Graphene Goes 3-D

Strong and lightweight form of carbon puts on bulk, keeps its strength.

Feb 22, 2017

Graphene, a two-dimensional form of carbon, is thought to be the strongest of all known materials, but researchers have had a hard time translating that strength into three dimensions for practical use. Now, a team of MIT researchers has designed one of the strongest lightweight materials known, by compressing and fusing flakes of graphene. The new material, a sponge-like configuration, can be 10 times as strong as steel.

The findings show that the benefit of the new three-­dimensional forms has more to do with their unusual geometrical configuration than with the material itself, which suggests that other materials could be adapted into strong, lightweight forms by creating similar geometric features.

Other groups had suggested the possibility of such lightweight structures, but lab experiments had failed to match predictions, sometimes having orders of magnitude less strength than expected. The MIT team, led by Markus Buehler, head of the Department of Civil and Environmental Engineering, decided to analyze the material’s behavior down to the level of individual atoms. They were able to produce a mathematical framework that very closely matches experimental observations.

Two-dimensional materials—basically, flat sheets that are just one atom thick—have exceptional strength as well as unique electrical properties. But because of their extraordinary thinness, “they are not very useful for making 3-D materials that could be used in vehicles, buildings, or devices,” Buehler says. “What we’ve done is to realize the wish of translating these 2-D materials into three-dimensional structures.”

The team simulated compressing small flakes of graphene using heat and pressure, producing a strong, stable structure that takes the form of gyroids, shapes with an enormous surface area in proportion to their volume. They created a variety of 3-D models for testing. In the simulations, one of their samples had just 5 percent the density of steel but 10 times the strength.

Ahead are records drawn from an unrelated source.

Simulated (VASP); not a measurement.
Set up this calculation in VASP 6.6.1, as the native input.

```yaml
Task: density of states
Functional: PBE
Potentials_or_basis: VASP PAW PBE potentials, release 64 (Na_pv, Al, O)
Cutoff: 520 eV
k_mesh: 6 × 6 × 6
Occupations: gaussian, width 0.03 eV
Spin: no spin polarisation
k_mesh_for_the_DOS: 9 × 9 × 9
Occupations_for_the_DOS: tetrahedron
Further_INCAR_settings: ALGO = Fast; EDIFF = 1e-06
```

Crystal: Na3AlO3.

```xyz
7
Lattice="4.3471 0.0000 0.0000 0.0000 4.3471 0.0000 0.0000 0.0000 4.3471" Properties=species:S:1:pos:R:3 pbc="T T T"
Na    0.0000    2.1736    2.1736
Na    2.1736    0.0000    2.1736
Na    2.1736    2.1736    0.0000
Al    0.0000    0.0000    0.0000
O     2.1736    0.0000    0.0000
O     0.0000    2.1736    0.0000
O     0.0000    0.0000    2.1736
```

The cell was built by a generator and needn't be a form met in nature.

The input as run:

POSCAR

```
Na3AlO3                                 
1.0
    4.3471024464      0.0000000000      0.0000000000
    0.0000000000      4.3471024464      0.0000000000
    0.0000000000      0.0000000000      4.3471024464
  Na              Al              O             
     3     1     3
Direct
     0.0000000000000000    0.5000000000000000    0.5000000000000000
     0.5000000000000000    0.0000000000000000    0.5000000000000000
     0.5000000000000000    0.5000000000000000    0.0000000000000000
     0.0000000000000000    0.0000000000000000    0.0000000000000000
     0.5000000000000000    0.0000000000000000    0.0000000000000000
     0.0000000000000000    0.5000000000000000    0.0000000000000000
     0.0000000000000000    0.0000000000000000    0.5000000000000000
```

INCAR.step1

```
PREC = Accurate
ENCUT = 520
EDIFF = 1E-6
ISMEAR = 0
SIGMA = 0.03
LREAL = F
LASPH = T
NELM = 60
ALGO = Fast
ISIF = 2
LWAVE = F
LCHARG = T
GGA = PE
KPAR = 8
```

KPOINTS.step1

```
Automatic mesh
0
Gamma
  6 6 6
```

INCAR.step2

Buehler says the strength of their 3-D graphene material, composed of complex curved surfaces, resembles what happens with sheets of paper. Paper has little strength along its length and width, and it can be easily crumpled up, but when it’s rolled into a tube that is stood on its end, it can support substantial weight. Similarly, the geometric arrangement of the graphene flakes after treatment would naturally form a very strong configuration, he says.